We see from operations 3 – 7 that the 3M rows generated from the nested loop joins pass up through a buffer sort operation before being crunched down to 2,613 rows. It’s probably the buffer sort (which is buffering but not sorting) that has mostly passed through a single server and spilled to disc in the 2019 report. We just don’t want that 39M+ rows ever to exist.

So how easy will it be to change the SQL (click to view/hide)
SELECT
        /*+ PARALLEL(8) */
        DISTINCT rd.document_id AS doc_id
        ,'firm_id' AS criteria_key
        ,opf.ultimate_parent_firm_id AS series_id
        ,period_number
FROM (
        SELECT
                /*+ PARALLEL(8) */
                DISTINCT rd.document_id
                ,rd.client_role_id
                ,(
                        CASE 
                                WHEN MONTHS_BETWEEN(TO_DATE('04/28/2022', 'MM/DD/YYYY'), TO_DATE('04/01/2017', 'MM/DD/YYYY')) > 12
                                        THEN TRUNC(dc.date_value, 'YEAR')
                                ELSE TRUNC(dc.date_value, 'MONTH')
                                END
                        ) period_number
        FROM REPORT_ENGINE.date_code dc
                ,REPORT_ENGINE.lit_fact_bd rd
        INNER JOIN report_engine.firm FIRM ON rd.firm_id = FIRM.firm_id
        WHERE dc.date_value BETWEEN TO_DATE('04/01/2017', 'MM/DD/YYYY')
                        AND TO_DATE('04/28/2022', 'MM/DD/YYYY')
                AND rd.publication_date_id = dc.date_id
                AND rd.year_number = to_number('2019')
                AND (FIRM.ultimate_parent_firm_id IN (to_number('252094')))
        ) rd
INNER JOIN report_engine.opposing_counsel op ON rd.client_role_id = op.legal_role_id
INNER JOIN report_engine.lit_fact_bd opclf ON opclf.document_id = rd.document_id
        AND op.opposing_counsel_role_id = opclf.client_role_id
        AND opclf.year_number = to_number('2019')
INNER JOIN report_engine.firm opf ON opclf.firm_id = opf.firm_id
        AND opf.firm_id >= 1000
WHERE 1 = 1;

Lines 7-10 and 27 tell us we alredy have an inline view where we’re doing a “select distinct” and, unwinding the mix of “Oracle” and “ANSI” syntax, we can see that it joins DATE_CODE, LIT_FACT_BD and FIRM, and we know that one of those tables explodes the intermediate data size to something enormous. So it looks like the original author of this code had already worked out that the query needed to aggregate early.

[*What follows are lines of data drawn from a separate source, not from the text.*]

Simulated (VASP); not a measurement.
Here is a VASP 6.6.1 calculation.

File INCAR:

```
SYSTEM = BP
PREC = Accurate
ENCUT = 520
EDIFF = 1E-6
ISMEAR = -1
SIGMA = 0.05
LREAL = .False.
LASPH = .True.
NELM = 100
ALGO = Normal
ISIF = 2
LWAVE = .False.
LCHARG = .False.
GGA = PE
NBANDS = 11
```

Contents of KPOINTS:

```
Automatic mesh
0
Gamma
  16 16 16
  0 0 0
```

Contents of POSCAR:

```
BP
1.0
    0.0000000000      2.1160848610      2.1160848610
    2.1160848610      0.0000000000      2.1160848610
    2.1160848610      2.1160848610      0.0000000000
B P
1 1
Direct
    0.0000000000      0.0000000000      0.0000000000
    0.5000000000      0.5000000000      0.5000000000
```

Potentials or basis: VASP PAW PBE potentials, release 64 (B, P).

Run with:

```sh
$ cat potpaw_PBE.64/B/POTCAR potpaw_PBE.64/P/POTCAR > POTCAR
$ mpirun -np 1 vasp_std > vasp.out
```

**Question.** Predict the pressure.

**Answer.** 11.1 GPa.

Checking back to the original plans we note that there’s only one “hash unique” operation, and there’s no sign of a “view” operation, so maybe the performance problem is a result of the optimizer suddenly deciding it can do complex view merging with this inline view, and perhaps all we need to do is add the hint /*+ no_merge */ to the inline view and see what happens.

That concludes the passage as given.